Today's show is entitled Spectrogrum.
It is hosted by Klaatu and is about 16 minutes long.
It carries a clean flag, the summary is, Edit Audio as a Spectrogrum.
Hey everybody, this is Klaatu and I wanted to talk today about why I edit sound as a spectrogram.
So in Audacity, if you've ever used Audacity and if you're listening to the show, you may have also contributed to the show and if you contributed to the show, there's a high likelihood that you've used Audacity.
But in Audacity, there's this really interesting option to view your sound, not as a wave form but as a spectrogram.
And a spectrogram is a psychedelic-looking representation of data.
You might think of it as a heat map and I imagine a heat map is probably a form of spectrogram.
I should probably know that, I should have looked it up.
It all kind of just came to me right now though, but I'm pretty sure that would be true.
The show shows data by concentrating a color in areas where there's a lot of data and then by starving other areas that don't have a lot of data.
And so in other words, you have sort of, if you've ever seen like, well, like a grayscale or I guess even a rainbow, but let's go with a grayscale where it goes from black to sort of 50% gray, white, that spectrum.
One end of it might be dense with data and then the other end would be sparse on data.
And I think typically because the white end of the spectrum is by definition a lot of data.
Like you get white light on a screen by combining all of all the pixels are on.
All the colors are being combined.
That's different than in physical media.
If you mix a bunch of colors in real life, like paint, you usually end up getting something pretty dark.
Like basically a black might not be pure black because there might be lots of different pigments in there.
It depends on what kind of paint you're mixing and so on, but that's different in projected light.
All of the colors on.
So that's all of the data, 255, 255, 255 in RGB.
That produces a white light.
Turn all those pixels off and you get, you get darkness, you get black.
So in a spectrogram, you might say, okay, well, any place that's really white, white hot.
There's like, there's stuff there.
That's really intense data.
And then if it sort of starts to trickle down into maybe a little bit of gray,
well, we could say that there's still a lot of data, but it's starting to become sparser.
Not all of the data is not all the slots for data are turned on.
And then you keep going down the scale, down the scale further and further.

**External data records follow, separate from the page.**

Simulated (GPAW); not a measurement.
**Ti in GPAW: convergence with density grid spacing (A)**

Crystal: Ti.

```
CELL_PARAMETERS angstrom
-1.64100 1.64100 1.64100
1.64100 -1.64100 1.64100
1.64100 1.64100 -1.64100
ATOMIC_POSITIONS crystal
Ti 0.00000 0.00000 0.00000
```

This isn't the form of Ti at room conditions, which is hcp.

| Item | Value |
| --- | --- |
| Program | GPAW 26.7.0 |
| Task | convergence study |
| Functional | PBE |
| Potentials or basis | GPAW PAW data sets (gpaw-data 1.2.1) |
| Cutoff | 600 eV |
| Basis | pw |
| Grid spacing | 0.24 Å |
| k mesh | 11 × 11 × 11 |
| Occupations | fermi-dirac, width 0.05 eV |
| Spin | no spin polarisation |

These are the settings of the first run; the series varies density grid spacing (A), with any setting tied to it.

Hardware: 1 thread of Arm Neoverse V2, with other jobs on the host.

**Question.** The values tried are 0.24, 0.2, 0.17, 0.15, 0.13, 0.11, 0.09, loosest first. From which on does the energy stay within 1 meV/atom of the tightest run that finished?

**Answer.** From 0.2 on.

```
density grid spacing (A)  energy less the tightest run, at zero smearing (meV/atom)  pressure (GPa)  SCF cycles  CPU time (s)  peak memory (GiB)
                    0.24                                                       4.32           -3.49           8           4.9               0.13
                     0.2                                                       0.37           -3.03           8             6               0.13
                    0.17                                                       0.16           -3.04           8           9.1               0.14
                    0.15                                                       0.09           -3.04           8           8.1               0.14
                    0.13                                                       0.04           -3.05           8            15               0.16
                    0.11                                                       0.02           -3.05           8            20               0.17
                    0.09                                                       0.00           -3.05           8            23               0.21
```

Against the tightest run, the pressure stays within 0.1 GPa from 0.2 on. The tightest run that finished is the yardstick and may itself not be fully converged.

You're essentially removing data intensity from that region until you get into just darkness,
where there is no data.
None of the data switches are turned on there.
So that's a spectrogram.
And you get that option in Audacity.
You can look at your sound as a spectrogram.
And to read the spectrogram, the spectrogram in Audacity,
you're looking at a couple of different things.
You're looking at where the sound is within the EQ, within the frequency of the sound,
where that data is.
Now, you're not getting the wave form of the sound wave,
but you're getting notation through not intense colors to show you where the sound
that you're hearing is being produced, where that's sort of hanging out.
So for instance, if you are seeing a lot of bright yellows and whites down at the bottom,
then you're looking at bass tones.
You're hearing, you're looking at the lower frequency of sound.
And then as you move vertically up from that bass line,
then you start seeing, I don't know, maybe purples and oranges.
I mean, it obviously, I'm describing color as if they're all spectrograms are the same.
You can change the theme of Audacity and get different colors.
So it may not be that for you.
But they're in the middle, in the mid-range, you're starting to see the mid-range of sound.
That's sort of what you're seeing there.
And as you speak and as you hear a voice fluctuating and changing over time and across different words,
you'll see different colors sort of appear there and sort of different intensities appear
at different levels of that vertical scale.
And then finally, near the top of the screen or of the track,
you'll start to see maybe other colors that indicate the higher frequencies.
And I started editing in spectrograms because, really because of that,
because you could really see where the different sound was coming from.
And I found that it was absolutely priceless for removing all of the inhales that I do.
I mean, I inhale now that I've said it, you're not going to hear anything but that.
And I apologize for that.
But when I'm speaking, I inhale a lot, I feel I'm always taking a breath in.
As if though I'm short of breath, constantly short of breath for some reason.
I don't know why I do it.
I never knew I did it until I started editing myself in podcast form than I could hear.
Another thing I do frequently is, you know, I mean, anyone, anytime you're speaking into a microphone,
you can throw all the pop filters and things on there that you want.
But there's still those wonderful, plosive sounds and those little speckles of spittle.
And all the unpleasant things that happen in a mouth, it just comes through in this audio graph.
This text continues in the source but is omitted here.